That can happen, even with relatives you cherish, though in the case of these two youthful 40ish men, it’s a temperament thing. David is a sweet but conventional middle-class drone, whereas Benji is a loose cannon — a bro who never grew up, the kind of dude who says “fuck” every fifth word, who advance-mails a parcel of weed to his hotel in Poland, and who has no filter when it comes to his thoughts and feelings. He’ll blare it all right out there. Since he’s a brilliant and funny guy who sees more than a lot of other people do, and processes it about 10 times as fast, he can (sort of) get away with the running monologue of hair-trigger nihilist superiority that’s his form of interaction. He can also be quite nice, and knows how to play people. Yet he is, at heart, an anti-social misfit, one who’s clinging to the recklessness of youth just at the moment he should be leaving it behind.

The two are thrown in with the half a dozen other members of the tour group, all of whom are middle aged or older and quite serious about what they’re doing. This makes Benji the antic bomb-thrower and wild card, which is his comfort zone. He jokes and jabbers and interrupts and says inappropriate bro-y things. Yet he’s charismatic. People are drawn to the wit of his self-centered energy. (That’s why he’s spent his life getting away with it.) The film presents Benji as a version of the Magical Pest character — the one played by Bill Murray in “What About Bob?,” Owen Wilson in “You, Me and Dupree,” and Adam Sandler in “That’s My Boy,” the hellacious man-child the world should shun, only he turns out to be the life of the party.

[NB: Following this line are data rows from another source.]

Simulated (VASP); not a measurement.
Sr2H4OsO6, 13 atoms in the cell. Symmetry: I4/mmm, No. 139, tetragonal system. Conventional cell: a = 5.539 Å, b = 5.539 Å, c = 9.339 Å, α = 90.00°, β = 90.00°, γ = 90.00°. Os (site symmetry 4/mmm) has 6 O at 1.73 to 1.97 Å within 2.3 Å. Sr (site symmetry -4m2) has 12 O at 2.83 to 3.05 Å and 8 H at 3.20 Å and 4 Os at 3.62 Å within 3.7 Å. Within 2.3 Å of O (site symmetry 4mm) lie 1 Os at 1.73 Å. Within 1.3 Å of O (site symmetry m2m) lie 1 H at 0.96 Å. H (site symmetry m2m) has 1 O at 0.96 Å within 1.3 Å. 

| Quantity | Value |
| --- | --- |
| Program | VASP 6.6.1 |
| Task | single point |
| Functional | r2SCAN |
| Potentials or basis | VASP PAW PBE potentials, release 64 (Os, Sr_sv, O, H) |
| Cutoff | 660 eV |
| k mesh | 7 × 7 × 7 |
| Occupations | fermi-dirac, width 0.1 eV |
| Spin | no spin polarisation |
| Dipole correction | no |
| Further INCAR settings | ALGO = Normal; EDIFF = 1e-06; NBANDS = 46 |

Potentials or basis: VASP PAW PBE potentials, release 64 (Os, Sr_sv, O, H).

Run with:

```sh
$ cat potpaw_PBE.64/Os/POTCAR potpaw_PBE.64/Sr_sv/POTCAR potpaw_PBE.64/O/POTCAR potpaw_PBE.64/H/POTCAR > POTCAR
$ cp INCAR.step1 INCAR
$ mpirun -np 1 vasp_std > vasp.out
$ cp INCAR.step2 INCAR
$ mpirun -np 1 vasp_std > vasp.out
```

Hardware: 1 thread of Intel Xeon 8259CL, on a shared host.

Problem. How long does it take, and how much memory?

Yet Culkin, for all his crack timing, is not giving a “comedy” performance. He’s doing a sensational piece of acting as a compulsive wiseacre addicted to the ways of one-upmanship. Benji has the personality of a hipster slacker crossed with that of a corporate dick. He’s funny, he’s rude, he’s charming, he’s manipulative, and he will suck the life out of you. Yet Culkin makes him real, and the movie, which Eisenberg has scripted with an ear for the music of ideas and for contrasting voices, presents the story of these two cousins — how they interact, what they mean to each other, how their past intersects with the present — in a way that’s so supple you can touch their reality. To put it as Benji might: This, people, is what fucking filmmaking is about.

At first, Benji seems irreverent about history itself. Journeying out from their hotel in Warsaw, the group stops at a WWII memorial for Polish soldiers (who loom, in sculpted metal, 15 feet tall), and all Benji wants to do is pose next to the sculpture and have his photo snapped; David thinks that’s disrespectful, but everyone in the group soon poses along with him.

Things turn more somber when they hop a silver train into the Polish countryside. They all have first-class tickets, and Benji starts ranting about how offensive this is given what trains meant to Jews during the Holocaust. He can be a kind of left-wing scold, but what he’s saying here might almost be a page out of Milan Kundera. He’s moralistic, but he’s right, and the fast-talking action begins to sink into a meditation on our relationship to the past. At the site of Poland’s oldest gravestone, Benji chews out the tour guide (Will Sharpe, from “White Lotus”), a British chap who is not Jewish, for pelting them all with too many facts. He’s right about that one, too.

The film’s title, of course, is a pun. Culkin’s Benji is obnoxious enough to be “a real pain,” but the movie is also about what it takes, in a world conspiring to insulate us from reality and history, for people to experience real pain. Eisenberg has a gift for interweaving airy comedy and gravitas — the unbearable lightness of good screenwriting — that’s reminiscent of what Richard Linklater brought off in the “Before” films. “A Real Pain” is an easy watch, a buddy movie rooted in the existential fun of verbal sparring. Yet it has an emotional kick that sneaks up on you. The other actors all make their marks — Jennifer Grey as a perky but mournful newly divorced Los Angeles “lady who lunches,” Daniel Oreskes and Liza Sadovy as a stolid bourgeois couple, Kurt Egyiawan as a survivor of the Rwandan genocide who converted to Judaism. By the time they journey to the Majdanek concentration camp, the film opens itself up to sorrow and pity.

Benji, the most arrested person on hand but also the most thoughtful, keeps insisting on the primacy of history. The complex way the movie views him is that his perception gives him soul, even as he’s unable to apply it to his own life. He’s brilliant but lost, unlike David, who has found himself. I never saw Eisenberg’s first feature as a director, “When You Finish Saving the World” (which played at Sundance in 2022), but I can testify, or at least predict, that he’s going to have a major filmmaking career. As for Kieran Culkin, his performance in “A Real Pain” feels karmically timed to the end of “Succession.” He was just crowned with an Emmy, but he started off in movies, playing the hero of the superb “Igby Goes Down” when he was 19, and “A Real Pain” establishes that his fast-break insolence can work on the big screen in a huge way. The film’s final shot is a beauty, because the entire question raised by Culkin’s Benji — can he change and redeem himself? — is reflected, with haunting ambiguity, in his look. That’s stardom.